Sunday, October 18, 2015

Parallel Lines and Broken Symmetry

Broken Symmetry
When I took this picture I was trying to capture the vanishing effect of two parallel lines. But the road wasn't quite straight, and the effect is interrupted by nonsymmetric elements such as the break in the green plants on the left and the log a little beyond that. There are further subtle imbalances that make the image just slightly asymmetric.

There is something in our nature that looks for this symmetry and balance in the universe and tries to find meaning in it. Some have taken this to the extent that they think that the only true forms are the ultimate reality in the universe. Everything, they assume, is a reflection of the perfect forms. It is in a sense a very comforting approach to the world since it appeals to that part of us that looks for perfect conformity to what we know.

But this approach seems a little odd to me since it fundamentally assumes that the true reality of existence is not found in existence. That reality is only a reflection of reality. That the universe does not adequately demonstrate what it is.

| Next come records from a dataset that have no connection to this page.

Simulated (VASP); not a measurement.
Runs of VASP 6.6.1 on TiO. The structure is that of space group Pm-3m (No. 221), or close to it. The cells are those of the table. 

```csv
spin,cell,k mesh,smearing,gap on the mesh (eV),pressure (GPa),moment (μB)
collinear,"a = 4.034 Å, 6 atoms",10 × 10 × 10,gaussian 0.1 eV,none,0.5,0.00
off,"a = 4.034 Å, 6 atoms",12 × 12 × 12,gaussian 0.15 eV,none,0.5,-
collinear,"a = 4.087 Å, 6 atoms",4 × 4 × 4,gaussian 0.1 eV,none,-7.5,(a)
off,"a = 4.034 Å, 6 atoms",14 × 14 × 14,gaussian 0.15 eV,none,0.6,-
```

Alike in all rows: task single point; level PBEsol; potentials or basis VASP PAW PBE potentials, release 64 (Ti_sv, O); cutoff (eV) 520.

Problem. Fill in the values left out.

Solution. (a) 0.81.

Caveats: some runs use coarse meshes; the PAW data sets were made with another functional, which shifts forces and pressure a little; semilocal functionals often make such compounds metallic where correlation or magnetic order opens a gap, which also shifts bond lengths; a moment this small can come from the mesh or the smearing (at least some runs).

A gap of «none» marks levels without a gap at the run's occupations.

Recently I was attended an astronomy seminar where we discussed recent progress in the area of cosmology. One researcher mentioned how she had been trying to fit certain data to a Gaussian profile, but after an insightful question by a colleague she readdressed the problem with a different approach. She found that the data would fit a slightly asymmetric Gaussian, which would explain in some small way why the universe appeared the way it is.

And this brings us back to parallel lines and broken symmetries. Sometimes in our search for meaning we think that everything; the universe, each other, what it means to be perfect, or even God himself, must conform to our ideas of what is perfect and proper, or what appeals to our sense of balance and symmetry. But if we look hard enough we will see that nothing ever conforms to what we think things should be like. Everywhere we look the universe will remind us that what we think is perfect and symmetrical is not how things really are. Even though it did not turn out the way I wanted it to, I like the picture I took because it reminds me that in reality there are no parallel lines.